SoNoob
SoNoob

Reputation: 33

adding and subtracting values in C

I got the following exam question in a test exam, and would appreciate if someone could help with an explanation of the following question.

Consider the following piece of code:

double a = 1.0, b = 1.0, c = 1.0e-16;
a += c;
a -= c;
b -= c;
b += c;

What are the Values of a and b?.

A: a and b are both equal to 1:0.

B: a is equal to 1:0 and b is less than 1:0.

C: a is less than 1:0 and b is equal to 1:0.

D: a is less than 1:0 and b is less than 1:0.

Upvotes: 1

Views: 119

Answers (1)

interjay
interjay

Reputation: 110069

First of all, the exact behavior and accuracy of floating-point numbers is not defined by the C standard. If we assume IEEE-754 double-precision floating point numbers, then the following can be said:

DBL_EPSILON (about 2.2e-16) is defined as the difference between 1 and the next greater representable number. This means that if you add at least DBL_EPSILON / 2 to 1.0, the result will be closer to 1.0 + DBL_EPSILON than to 1.0 so the result will not be 1.0. For your code, c is less than DBL_EPSILON / 2, so 1.0 + c gives 1.0.

(Note: I assume here that the rounding mode is to round to the nearest number, which is the default on most implementations. Other rounding modes can give different results).

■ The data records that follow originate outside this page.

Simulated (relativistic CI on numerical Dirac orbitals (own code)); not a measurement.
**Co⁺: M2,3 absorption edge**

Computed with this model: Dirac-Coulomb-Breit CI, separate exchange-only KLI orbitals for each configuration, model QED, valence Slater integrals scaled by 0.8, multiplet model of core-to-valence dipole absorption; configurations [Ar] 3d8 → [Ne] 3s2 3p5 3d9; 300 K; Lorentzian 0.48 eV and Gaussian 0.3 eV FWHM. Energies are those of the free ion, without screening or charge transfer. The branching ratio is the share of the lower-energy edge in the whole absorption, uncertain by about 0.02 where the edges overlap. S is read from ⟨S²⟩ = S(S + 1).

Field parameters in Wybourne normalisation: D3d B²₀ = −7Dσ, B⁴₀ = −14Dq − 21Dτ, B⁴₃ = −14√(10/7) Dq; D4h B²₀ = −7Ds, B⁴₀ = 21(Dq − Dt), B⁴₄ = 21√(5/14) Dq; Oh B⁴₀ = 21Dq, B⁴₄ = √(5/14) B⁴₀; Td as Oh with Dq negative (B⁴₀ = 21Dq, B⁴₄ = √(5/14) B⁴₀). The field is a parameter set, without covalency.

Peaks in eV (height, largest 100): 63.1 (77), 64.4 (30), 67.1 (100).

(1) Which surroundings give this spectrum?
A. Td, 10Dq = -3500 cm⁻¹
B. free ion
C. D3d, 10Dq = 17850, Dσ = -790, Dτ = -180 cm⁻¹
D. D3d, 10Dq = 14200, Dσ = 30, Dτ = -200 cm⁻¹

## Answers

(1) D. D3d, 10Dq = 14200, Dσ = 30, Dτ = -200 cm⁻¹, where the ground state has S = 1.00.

When you go below a power of two (such as 1.0), the density of floating-point numbers doubles. This means that the effective value of epsilon drops to half its value. So DBL_EPSILON / 4 would be the minimum value that, when subtracted from 1.0, will give a different result. Since c > DBL_EPSILON / 4, 1.0 - c gives a different result.

The result of this is that the first addition to a will have no effect but the subtraction will change it, so it will end up with a value less than 1. b will be affected by both operations and end up equal to 1.0.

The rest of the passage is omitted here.